A Measure of Central Tendency is a summary statistic that represents the center point or typical value of a dataset. These measures indicate where most values in a distribution fall and are also known as the “location” of the data.
The three most common measures are: 1. Mean 2. Median 3. Mode
The mean (or average) is the sum of all observations divided by the total number of observations.
For a sample of size \(n\), the sample mean \(\bar{x}\) is calculated as: \[\bar{x} = \frac{\sum_{i=1}^{n} x_i}{n}\]
Where: - \(\sum\): Sigma notation (summation) - \(x_i\): Each individual value in the dataset - \(n\): The total number of values
Scenario: A teacher wants to find the average score of 5 students in a mini-quiz. Scores: 70, 85, 80, 90, 75.

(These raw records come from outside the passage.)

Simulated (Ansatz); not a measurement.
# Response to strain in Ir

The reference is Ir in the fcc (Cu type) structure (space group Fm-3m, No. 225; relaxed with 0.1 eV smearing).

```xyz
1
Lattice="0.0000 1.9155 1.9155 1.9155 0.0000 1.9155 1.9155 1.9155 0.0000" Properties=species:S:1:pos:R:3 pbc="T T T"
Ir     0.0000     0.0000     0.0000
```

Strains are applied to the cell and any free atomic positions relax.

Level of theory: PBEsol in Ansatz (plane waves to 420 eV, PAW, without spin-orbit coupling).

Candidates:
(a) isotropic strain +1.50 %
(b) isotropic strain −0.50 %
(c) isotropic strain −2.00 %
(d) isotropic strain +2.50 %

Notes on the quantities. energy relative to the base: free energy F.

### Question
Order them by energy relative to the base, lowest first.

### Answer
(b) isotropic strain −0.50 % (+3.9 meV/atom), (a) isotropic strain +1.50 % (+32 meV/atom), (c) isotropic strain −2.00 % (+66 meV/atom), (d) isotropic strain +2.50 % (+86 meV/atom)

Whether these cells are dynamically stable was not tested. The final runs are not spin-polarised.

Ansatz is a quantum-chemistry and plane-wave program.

Calculation: \[\bar{x} = \frac{70 + 85 + 80 + 90 + 75}{5} = \frac{400}{5} = 80\]
scores <- c(70, 85, 80, 90, 75)
mean_score <- mean(scores)
print(paste("The Mean Score is:", mean_score))
## [1] "The Mean Score is: 80"
The median is the middle value of a dataset when it has been arranged in ascending or descending order. It splits the data into two equal halves.
Scenario: Weekly salaries of 6 employees in a small startup. Salaries: $500, $600, $550, $3000, $700, $650.
Step 1: Sort: 500, 550, 600, 650, 700, 3000. Step 2: Identify Middle: Since \(n=6\) (even), we average the 3rd and 4th values. \[\text{Median} = \frac{600 + 650}{2} = 625\]
Note: The median is more “robust” than the mean because it isn’t heavily affected by the outlier ($3000).
salaries <- c(500, 600, 550, 3000, 700, 650)
median_salary <- median(salaries)
print(paste("The Median Salary is:", median_salary))
## [1] "The Median Salary is: 625"
The mode is the value that appears most frequently in a dataset.
Scenario: A shoe store records the sizes of sneakers sold in an hour. Sizes: 8, 9, 9, 10, 11, 9, 8, 12, 9.
Calculation: The number “9” appears 4 times, which is more than any other size. Mode = 9.
R does not have a built-in function for mode, but we can find it using a table:
shoe_sizes <- c(8, 9, 9, 10, 11, 9, 8, 12, 9)
counts <- table(shoe_sizes)
mode_val <- names(counts)[counts == max(counts)]
print(paste("The Mode is:", mode_val))
## [1] "The Mode is: 9"
The choice of measure depends on the shape of the distribution and the scale of measurement.
| Measure | Best Used For… | Sensitivity to Outliers |
|---|---|---|
| Mean | Symmetric data (e.g., height, weight) | Highly Sensitive |
| Median | Skewed data (e.g., income, house prices) | Robust (Not affected) |
| Mode | Categorical data (e.g., favorite color) | Not affected |
Imagine a small company with 5 staff members earning $40k, $42k, $45k, $48k, and $150k (the CEO).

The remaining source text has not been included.